Lisbon parish says “no” to Netflix

The Lisbon parish of Santa Maria is digging its heels in over a plan, apparently welcomed by the city’s mayor, to allow Netflix to use the streets for a week in July for ‘action sequence’ filming.

The kind of activity envisaged by the production of ‘Ready to Shoot’ would involve ‘collisions between cars and motorcycles’, ‘gunshots’, ‘fire effects’ ‘motorbike chases down the stairways of the neighbourhood’ and ‘other special effects’, which the parish believe would disrupt residents’ ‘right to peace’ (particularly with regard to the elderly and children).

But it’s not just’ ‘right to peace’ at stake. It is also the right to mobility – even parking, says the parish in a statement lamenting the fact that mayor Carlos Moedas showed “enthusiasm for the project without first seeking (its) opinion”.

The plan – for filming over eight consecutive evenings and during two days – is now at very much at stake. 
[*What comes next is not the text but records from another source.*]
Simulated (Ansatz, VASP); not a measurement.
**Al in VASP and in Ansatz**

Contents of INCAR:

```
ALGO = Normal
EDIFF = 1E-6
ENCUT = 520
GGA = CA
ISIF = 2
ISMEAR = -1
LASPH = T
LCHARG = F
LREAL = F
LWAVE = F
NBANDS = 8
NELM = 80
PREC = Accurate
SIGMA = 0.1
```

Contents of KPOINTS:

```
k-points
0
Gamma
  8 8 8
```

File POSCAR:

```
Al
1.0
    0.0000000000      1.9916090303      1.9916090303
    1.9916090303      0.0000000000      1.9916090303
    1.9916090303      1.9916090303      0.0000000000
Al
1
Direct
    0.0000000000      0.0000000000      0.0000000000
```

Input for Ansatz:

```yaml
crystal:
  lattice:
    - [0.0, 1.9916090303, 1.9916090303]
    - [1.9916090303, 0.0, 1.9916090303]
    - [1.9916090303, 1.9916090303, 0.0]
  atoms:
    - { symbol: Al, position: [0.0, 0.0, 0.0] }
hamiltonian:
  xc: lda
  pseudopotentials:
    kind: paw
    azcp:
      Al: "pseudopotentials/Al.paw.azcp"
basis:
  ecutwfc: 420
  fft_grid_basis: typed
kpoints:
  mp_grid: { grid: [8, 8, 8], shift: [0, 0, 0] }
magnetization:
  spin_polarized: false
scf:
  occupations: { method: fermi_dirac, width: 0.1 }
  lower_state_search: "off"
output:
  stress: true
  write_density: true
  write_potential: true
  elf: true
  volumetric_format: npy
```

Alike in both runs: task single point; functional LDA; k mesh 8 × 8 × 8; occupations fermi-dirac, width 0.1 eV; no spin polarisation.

While the entity led by Miguel Coelho admits it has no legal power to veto the project, it feels there is no alternative but to publicly “manifest displeasure” over “the transformation of the parish into a cinematographic studio…”

The parish is ‘open to finding a reasonable solution’, says its statement, but not to “assuming a posture of subservience to everything that has been proposed by various cultural empires in vogue”.

Whatever Netflix has in mind, the lives and liberties of everyday people living in this historic quarter of Lisbon may well need to be more carefully considered.